# Data Preparation for Fine-Tuning Transformer Model on Azure Databricks

## Overview
This notebook prepares and saves the datasets that will be used for the fine-tuning of a transformer model. The data is loaded, combined, and stored as Delta tables on Azure Databricks for subsequent machine learning workflows.

## Datasets
- **train_data.jsonl**: Training set to be used for model fine-tuning.
- **val_data.jsonl**: Validation set for model evaluation.
- **test_data.jsonl**: Test set for final assessment.

## Author
- Name: Alessandro Armillotta
- Date: 09/10/2025

# Steps
1. Load JSONL datasets from Azure Databricks Volumes.
2. Combine training and test datasets and prepare the labels
3. Save processed DataFrames as Delta tables for downstream fine-tuning tasks.

In [0]:
from pyspark.sql import functions as F
import pandas as pd

### Step 1: Load JSONL datasets from Azure Databricks Volumes.

In [0]:
test_data = spark.read.json("/Volumes/main/fine_tuning_transformer_model/files/test_data.jsonl")
train_data = spark.read.json("/Volumes/main/fine_tuning_transformer_model/files/train_data.jsonl")
val_data = spark.read.json("/Volumes/main/fine_tuning_transformer_model/files/val_data.jsonl")

### 2. Combine training and test datasets and prepare the labels

In [0]:
# combine training and test data
union_df = test_data.unionAll(train_data)
union_df.count()

In [0]:
display(union_df)

In [0]:
# create label as integer
# some transformer models require to have labels as integer

union_val_tmp = union_df.unionAll(val_data)

In [0]:
# get labels and create label id
labels_df = union_val_tmp.select(union_val_tmp.label).groupBy(union_val_tmp.label).count()
labels = labels_df.collect()

id2label = {index: row.label for (index, row) in enumerate(labels)}
label2id = {row.label: index for (index, row) in enumerate(labels)}

In [0]:
# replace labels with ids
@F.pandas_udf('integer')
def replace_labels_with_ids(labels: pd.Series) -> pd.Series:
  return labels.apply(lambda x: label2id[x])
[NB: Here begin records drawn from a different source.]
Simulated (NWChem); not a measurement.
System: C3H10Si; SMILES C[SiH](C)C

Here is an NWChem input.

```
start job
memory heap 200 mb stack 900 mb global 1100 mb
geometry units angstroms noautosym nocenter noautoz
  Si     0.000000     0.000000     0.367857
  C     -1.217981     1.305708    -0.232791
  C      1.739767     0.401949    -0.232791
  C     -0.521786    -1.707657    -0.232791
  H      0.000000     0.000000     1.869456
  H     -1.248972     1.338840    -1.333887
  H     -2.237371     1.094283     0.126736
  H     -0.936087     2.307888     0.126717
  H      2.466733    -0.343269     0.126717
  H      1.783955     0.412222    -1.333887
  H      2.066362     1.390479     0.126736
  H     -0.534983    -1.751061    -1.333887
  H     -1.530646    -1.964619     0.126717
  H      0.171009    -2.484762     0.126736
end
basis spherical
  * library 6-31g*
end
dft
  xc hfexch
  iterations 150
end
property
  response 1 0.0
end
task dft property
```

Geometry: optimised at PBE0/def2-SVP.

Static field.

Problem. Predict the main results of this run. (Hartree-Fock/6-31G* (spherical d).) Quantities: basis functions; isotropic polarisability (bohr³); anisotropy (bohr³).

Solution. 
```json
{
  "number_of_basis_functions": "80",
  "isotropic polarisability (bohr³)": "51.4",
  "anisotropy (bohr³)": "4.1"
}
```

union_df = union_df.select(replace_labels_with_ids(union_df.label).alias('label_id')
                      ,union_df.text
                      ,union_df.label
                      )

val_data = val_data.select(replace_labels_with_ids(val_data.label).alias('label_id')
                      ,val_data.text
                      ,val_data.label
                      )


### Step 3: Save processed DataFrames as Delta tables for downstream fine-tuning tasks.

In [0]:
union_df.write.mode("overwrite").option("mergeSchema", "true").saveAsTable("main.fine_tuning_transformer_model.train_data")

In [0]:
val_data.count()

In [0]:
val_data.write.mode("overwrite").option("mergeSchema", "true").saveAsTable("main.fine_tuning_transformer_model.val_data")

In [0]:
labels_df.write.mode("overwrite").option("mergeSchema", "true").saveAsTable("main.fine_tuning_transformer_model.labels")